Anne of Cleves, Hans Holbein, 1539, oil on canvas, Louvre, Paris
There is a great number of portraits from Henry VIII's period. Some were used for propaganda; others served the role photographs play for us today. In the latter category belongs today’s artwork. The portrait of Anne of Cleves, a Dutch princess, was painted by Hans Holbein for a very specific reason. It was to be taken to the king as a picture of the woman who was to become his fourth wife. Henry said yes; Anne came to England and Henry instantly disliked her claiming he would marry her only to satisfy his realm. Anne became queen but the king was never able to see her as his wife suggesting he was not able to perform his marital duties because his consort was so ugly and looked like a ‘mare of Flanders’. Soon after their wedding he was involved in an affair with the teenager Katherine Howard who became wife number 5.

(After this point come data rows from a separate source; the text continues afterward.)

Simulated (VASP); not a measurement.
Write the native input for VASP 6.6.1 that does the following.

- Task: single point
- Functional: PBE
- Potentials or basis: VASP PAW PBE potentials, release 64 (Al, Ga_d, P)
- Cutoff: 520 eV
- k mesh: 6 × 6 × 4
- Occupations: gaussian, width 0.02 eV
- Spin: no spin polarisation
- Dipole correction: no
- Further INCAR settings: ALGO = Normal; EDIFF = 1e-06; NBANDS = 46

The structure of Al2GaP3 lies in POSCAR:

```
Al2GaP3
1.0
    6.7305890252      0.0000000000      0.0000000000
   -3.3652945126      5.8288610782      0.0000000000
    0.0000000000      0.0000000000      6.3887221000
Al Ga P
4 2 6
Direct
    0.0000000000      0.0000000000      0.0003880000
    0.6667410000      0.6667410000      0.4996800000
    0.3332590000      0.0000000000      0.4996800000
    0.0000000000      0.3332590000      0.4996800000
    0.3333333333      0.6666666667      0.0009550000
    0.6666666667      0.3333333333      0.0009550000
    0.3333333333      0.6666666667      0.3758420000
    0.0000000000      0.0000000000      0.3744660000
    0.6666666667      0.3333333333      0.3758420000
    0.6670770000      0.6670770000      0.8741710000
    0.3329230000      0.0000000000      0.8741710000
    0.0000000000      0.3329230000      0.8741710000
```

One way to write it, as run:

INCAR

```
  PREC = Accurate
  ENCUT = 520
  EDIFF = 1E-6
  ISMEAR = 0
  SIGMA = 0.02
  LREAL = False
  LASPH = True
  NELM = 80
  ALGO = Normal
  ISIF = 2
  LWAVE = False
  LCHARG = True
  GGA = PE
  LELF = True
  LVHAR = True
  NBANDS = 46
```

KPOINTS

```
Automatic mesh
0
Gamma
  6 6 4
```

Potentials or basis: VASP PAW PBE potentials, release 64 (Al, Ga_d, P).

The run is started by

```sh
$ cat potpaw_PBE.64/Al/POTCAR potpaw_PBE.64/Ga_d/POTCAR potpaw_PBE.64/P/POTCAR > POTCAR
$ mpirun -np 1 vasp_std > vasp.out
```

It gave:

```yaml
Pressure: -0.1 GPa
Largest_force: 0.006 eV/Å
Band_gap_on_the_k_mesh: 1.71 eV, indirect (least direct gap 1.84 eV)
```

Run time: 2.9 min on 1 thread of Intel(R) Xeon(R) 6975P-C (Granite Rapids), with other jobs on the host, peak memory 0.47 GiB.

Anne agreed quickly to the annulment and remained in England where the king gave her a number of residences and sufficient money to lead a comfortable and independent life, very few women of her time would ever enjoy. She remained in good terms with Henry and his three children and probably made the best deal than any of Henry’s six wives.
Why Henry disliked Anne so much remains a mystery, as the portrait by Holbein could hardly explain the king’s behaviour. It has been suggested that the painting was not totally true to reality, however this is probably not true as the artist continued to enjoy Henry’s favour.